Search code examples
pythondjangoelasticsearchelasticsearch-dsl

ElasticSearch Suggester full-text-search


I'm using django_elasticsearch_dsl.

My Document:

html_strip = analyzer(
    'html_strip',
    tokenizer='standard',
    filter=["lowercase", "stop", "snowball"],
    char_filter=["html_strip"]
)

class Document(django_elasticsearch_dsl.Document):
    name = TextField(
        analyzer=html_strip,
        fields={
            'raw': fields.KeywordField(),
            'suggest': fields.CompletionField(),
        }
    )
    ...

My request:

_search = Document.search().suggest("suggestions", text=query, completion={'field': 'name.suggest'}).execute()

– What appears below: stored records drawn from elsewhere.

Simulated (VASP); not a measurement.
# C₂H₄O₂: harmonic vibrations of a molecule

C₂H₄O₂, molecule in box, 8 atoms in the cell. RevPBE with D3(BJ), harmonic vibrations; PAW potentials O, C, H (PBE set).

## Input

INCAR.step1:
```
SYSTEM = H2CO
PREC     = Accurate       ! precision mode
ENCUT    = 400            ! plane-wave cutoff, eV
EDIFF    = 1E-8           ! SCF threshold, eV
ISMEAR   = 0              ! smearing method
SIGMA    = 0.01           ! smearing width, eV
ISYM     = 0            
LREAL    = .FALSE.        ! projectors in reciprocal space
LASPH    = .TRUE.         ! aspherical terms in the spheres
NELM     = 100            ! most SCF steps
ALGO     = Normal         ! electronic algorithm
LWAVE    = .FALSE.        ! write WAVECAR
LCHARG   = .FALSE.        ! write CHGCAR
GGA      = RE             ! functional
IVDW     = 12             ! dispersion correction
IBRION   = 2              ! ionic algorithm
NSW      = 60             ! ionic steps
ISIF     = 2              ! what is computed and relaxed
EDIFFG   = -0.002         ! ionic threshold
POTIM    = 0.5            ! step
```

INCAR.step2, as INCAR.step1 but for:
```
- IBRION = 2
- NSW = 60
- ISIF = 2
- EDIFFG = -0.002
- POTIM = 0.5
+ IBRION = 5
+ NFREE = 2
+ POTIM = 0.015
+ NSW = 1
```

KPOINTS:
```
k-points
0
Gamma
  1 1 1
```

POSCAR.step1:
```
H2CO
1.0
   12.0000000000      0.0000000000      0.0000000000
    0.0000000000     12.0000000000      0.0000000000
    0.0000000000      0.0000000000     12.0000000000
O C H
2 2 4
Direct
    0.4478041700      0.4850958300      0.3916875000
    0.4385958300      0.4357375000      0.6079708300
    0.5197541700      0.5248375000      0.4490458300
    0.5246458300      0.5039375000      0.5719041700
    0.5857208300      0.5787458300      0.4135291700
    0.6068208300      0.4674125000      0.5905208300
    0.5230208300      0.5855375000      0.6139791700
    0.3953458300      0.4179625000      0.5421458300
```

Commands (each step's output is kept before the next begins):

I have the following document "names" indexed:

"This is a test"
"this is my test"
"this test"
"Test this"

Now if search for This is my text if will receive only

"this is my text"

However, if I search for test, then all I get is

"Test this"

Even though I want all documents, that have test in their name.

What am I missing?


Solution

  • Based on the comment given by the user, adding another answer using ngrams

    Adding a working example with index mapping, index data, search query, and search result

    Index Mapping:

    {
      "settings": {
        "analysis": {
          "filter": {
            "ngram_filter": {
              "type": "ngram",
              "min_gram": 4,
              "max_gram": 20
            }
          },
          "analyzer": {
            "ngram_analyzer": {
              "type": "custom",
              "tokenizer": "standard",
              "filter": [
                "lowercase",
                "ngram_filter"
              ]
            }
          }
        },
        "max_ngram_diff": 50
      },
      "mappings": {
        "properties": {
          "name": {
            "type": "text",
            "analyzer": "ngram_analyzer",
            "search_analyzer": "standard"
          }
        }
      }
    }
    

    Index Data:

    {
      "name": [
        "Test this"
      ]
    }
    
    {
      "name": [
        "This is a test"
      ]
    }
    
    {
      "name": [
        "this is my test"
      ]
    }
    
    {
      "name": [
        "this test"
      ]
    }
    

    Analyze API:

    POST/_analyze
    
    {
      "analyzer" : "ngram_analyzer",
      "text" : "this is my test"
    }
    

    The following tokens are generated:

    {
      "tokens": [
        {
          "token": "this",
          "start_offset": 0,
          "end_offset": 4,
          "type": "<ALPHANUM>",
          "position": 0
        },
        {
          "token": "test",
          "start_offset": 11,
          "end_offset": 15,
          "type": "<ALPHANUM>",
          "position": 3
        }
      ]
    }
    

    Search Query:

    {
        "query": {
            "match": {
               "name": "test"
            }
        }
    }
    

    Search Result:

    "hits": [
          {
            "_index": "stof_64281341",
            "_type": "_doc",
            "_id": "4",
            "_score": 0.2876821,
            "_source": {
              "name": [
                "Test this"
              ]
            }
          },
          {
            "_index": "stof_64281341",
            "_type": "_doc",
            "_id": "3",
            "_score": 0.2876821,
            "_source": {
              "name": [
                "this is my test"
              ]
            }
          },
          {
            "_index": "stof_64281341",
            "_type": "_doc",
            "_id": "2",
            "_score": 0.2876821,
            "_source": {
              "name": [
                "This is a test"
              ]
            }
          },
          {
            "_index": "stof_64281341",
            "_type": "_doc",
            "_id": "1",
            "_score": 0.2876821,
            "_source": {
              "name": [
                "this test"
              ]
            }
          }
        ]
    

    For fuzzy search you can use the below search query:

    {
      "query": {
        "fuzzy": {
          "name": {
            "value": "tst"    <-- used tst in place of test
          }
        }
      }
    }